Reducing profit margins and increasing environmental concerns about high levels of nitrate in ground water and nitrate and phosphate in surface waters is creating pressure on the farming industry to adopt more nutrient-efficient practices. In order to meet EU legislation on nutrient pollution, techniques are sought which reduce losses of nitrogen (N) and phosphorus (P) to the environment through leaching, erosion and surface run-off. This has prompted DEFRA and the farming and horticultural industries to fund research into new methods for optimising inputs of nutrients and their utilisation by crops. Such research has led to the development of improved fertiliser recommendation systems, which reduce the risk of over-fertilisation by improving the match between nutrient supply and crop demand (Bradbury et al. 1993, Greenwood et al. 1996, MAFF 2000). Farmers and growers are now encouraged to follow these recommendations as part of Good Agricultural Practice in order to reduce nutrient residues remaining in the soil at harvest (MAFF 1998).

Conventional fertiliser practice for many arable and vegetable crops is still, however, based largely on broadcast applications of granular materials, which are spread uniformly across the soil surface. Measurements show that the recovery of nutrients from these applications is often low (for example 10% N recovery for lettuce), even when applied at the optimum or recommended rate (Greenwood et al. 1989). Wide-row crops, in particular, can be quite inefficient at recovering nutrients because of their limited ability to effectively exploit the soil between the rows. As a consequence, large residues of unused nutrients can remain in the soil at harvest, which are at risk of loss to the environment during the winter. For example, this has been identified as an important contributory factor in the large accumulation of nitrate residues in the subsoil after intensive brassica cropping (Rahn et al. 1992).

During the early stages of growth, the roots of annual crops are able to exploit only a small volume of soil from which they must absorb sufficient nutrients to meet their demands (Costigan 1987). If this demand is not met, the crop can suffer a transient nutrient deficiency, which may irreversibly depress final yield (Burns 1990, 1996). To compensate for poor uptake during the establishment phase, recommended rates of broadcast fertilisers are often high and this can lead to over-fertilisation later in growth. Effective fertilisation of crops therefore requires that sufficient nutrients are added to the soil to provide:

·  the concentrations of nutrients needed to sustain uptake during seedling growth while their root systems are developing

·  the quantities of nutrients needed to sustain uptake during the ‘grand period’ of growth when dry matter production is at its greatest.

Failure to optimise the nutrient supplies at either of these two stages of growth will reduce the overall efficiency of fertiliser use and may affect the production efficiency of the crop.

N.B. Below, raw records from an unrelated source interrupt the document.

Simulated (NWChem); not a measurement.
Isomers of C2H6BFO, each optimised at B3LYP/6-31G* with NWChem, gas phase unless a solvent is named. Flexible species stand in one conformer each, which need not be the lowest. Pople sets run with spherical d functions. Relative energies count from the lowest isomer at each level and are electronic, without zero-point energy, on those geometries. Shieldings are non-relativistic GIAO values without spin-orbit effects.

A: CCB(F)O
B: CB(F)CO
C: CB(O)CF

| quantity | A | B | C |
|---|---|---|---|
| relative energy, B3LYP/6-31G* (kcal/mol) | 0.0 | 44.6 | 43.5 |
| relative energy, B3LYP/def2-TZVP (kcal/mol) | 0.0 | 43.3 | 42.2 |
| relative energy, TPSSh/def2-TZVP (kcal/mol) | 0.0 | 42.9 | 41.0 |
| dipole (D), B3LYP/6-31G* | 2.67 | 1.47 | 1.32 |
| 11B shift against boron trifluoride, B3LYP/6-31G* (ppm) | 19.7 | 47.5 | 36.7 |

In an attempt to meet these requirements, several fertiliser application techniques have been developed, which target the nutrient supply more precisely, both spatially and temporally, to the roots of widely spaced crops, e.g. side-banding, starter fertiliser and fertigation. Results show that these can significantly increase the recovery of N and/or P for many of these crops, potentially reducing the environmental impacts of the fertiliser, without compromising yield or quality of the produce (Stone 2000a). Recent reviews have advocated using these techniques as a component in modern fertiliser management strategies (Neeteson et al. 1999, Sanchez & Doerge 1999, Rahn 2002), but it is unclear to what extent they have been adopted by farmers and growers.

The purpose of this project was to summarise the potential agronomic and environmental effectiveness of these new fertiliser placement techniques for N and P, to estimate their current level of use within key farming and horticultural sectors and to identify any constraints to their further take-up by the industry.

METHODOLGY

Fertiliser application methods

The definitions of the application methods included in this report and their basic merits and drawbacks are given below:

Broadcast. An application of fertiliser applied evenly over the field surface and frequently incorporated into the topsoil or seedbed by cultivation. Broadcasting is a relatively speedy operation with fertiliser spreaders covering a wide swath, although distribution is often lacking in precision. Another disadvantage of this method is the close contact between fertiliser granules and soil so that microbial transformation of ammonium-N to more easily leachable nitrate-N and fixation of P can be high.

Base application. A fertiliser dressing applied before the crop is planted.

Top dressing. A fertiliser application made over the top of the growing crop.

Banding. Application of granular or liquid fertiliser, in a narrow zone or band, parallel to the crop row, either beside the row (side banding, Cooke et al. 1956) or spanning the centre of the row (in-row banding, Paterson 1998). It may be applied to the soil surface before or after planting or, more usually, placed below seed depth. Banding offers a more controlled, but slower operation than broadcasting, with less wastage occurring in tractor wheelings and uncropped areas of the field. As the fertiliser is concentrated in a small volume of soil, lock-up by microorganisms or the soil is potentially less than for broadcasting.

Starter fertiliser. A low rate of fertiliser placed below but close to the seed or transplant at planting (Costigan 1988). Starter fertiliser, generally containing N or NP is often applied in addition to normal broadcast application rates to boost early growth (Costigan 1988) but it can also be used to supplement reduced rates of conventional applications (Stone 2000b). This early stimulation of crop growth is often termed “pop-up effect”, particularly in the USA (Anon 1999).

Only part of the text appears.